The company’s $830 million in credit facilities also include a $75 million revolver (B1/B).

Recommitments were due at 5 p.m. ET on Monday.

Credit Suisse Securities (USA) LLC and Wells Fargo Securities LLC are leading the deal that will be used to help fund the buyout of the company by Omers Private Equity and management from ABRY Partners.

Closing is expected this quarter, at which time ABRY will remain a significant shareholder in the company.

Inmar is a Winston-Salem, N.C.-based provider of technology-enabled promotion and inventory, logistics and settlement services.

Garda may cut size

Garda World Security is contemplating trimming its seven-year senior secured covenant-light term loan B by up to $240 million to $740 million-equivalent from $980 million-equivalent and its new senior notes offering by $130 million to $500 million from $630 million depending on if bondholders decline a redemption offer, according to a market source.

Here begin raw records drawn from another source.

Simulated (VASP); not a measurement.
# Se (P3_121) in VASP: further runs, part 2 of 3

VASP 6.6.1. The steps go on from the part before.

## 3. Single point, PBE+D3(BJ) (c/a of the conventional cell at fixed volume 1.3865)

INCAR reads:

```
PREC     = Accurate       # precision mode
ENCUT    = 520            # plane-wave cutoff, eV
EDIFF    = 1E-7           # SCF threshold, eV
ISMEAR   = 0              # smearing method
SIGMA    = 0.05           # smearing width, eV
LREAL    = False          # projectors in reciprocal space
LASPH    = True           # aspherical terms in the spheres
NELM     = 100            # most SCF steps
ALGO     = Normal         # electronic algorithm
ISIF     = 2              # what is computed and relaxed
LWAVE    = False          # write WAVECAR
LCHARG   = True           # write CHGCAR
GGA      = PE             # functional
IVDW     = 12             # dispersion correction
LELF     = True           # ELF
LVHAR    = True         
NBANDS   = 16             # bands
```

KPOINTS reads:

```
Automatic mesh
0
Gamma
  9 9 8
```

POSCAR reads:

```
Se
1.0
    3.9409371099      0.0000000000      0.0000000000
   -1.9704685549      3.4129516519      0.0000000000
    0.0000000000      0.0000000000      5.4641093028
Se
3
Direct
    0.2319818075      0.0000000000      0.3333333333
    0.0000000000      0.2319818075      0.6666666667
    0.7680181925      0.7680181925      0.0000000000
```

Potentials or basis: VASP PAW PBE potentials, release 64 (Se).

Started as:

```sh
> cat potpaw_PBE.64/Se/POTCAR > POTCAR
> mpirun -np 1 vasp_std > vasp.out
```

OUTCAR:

The source explained that in connection with the change of control triggered by Rhône Capital’s acquisition of a majority equity interest in the company, holders of the existing senior notes are being offered a 101 change of control offer, and up to $357 million of the existing bonds may choose to decline the offer and roll into the new capital structure.

Any reduction of the new term loan will be done through a par prepayment on the closing date, expected to occur on or about May 15, and term loan lenders will retain the difference between the original issue discount and par on any prepaid amounts.

Also, the credit agreement will permit remaining existing senior notes to be refinanced in the future with new term loans up to the amount of any downsize, plus the amount of any premiums, fees and accrued interest in connection with the refinancing, the source continued.

Garda lead banks

Barclays, Citigroup Global Markets Inc., Macquarie Capital (USA) Inc., TD Securities (USA) LLC and Societe Generale are leading Garda’s credit facilities, which also provide for a $240 million revolver.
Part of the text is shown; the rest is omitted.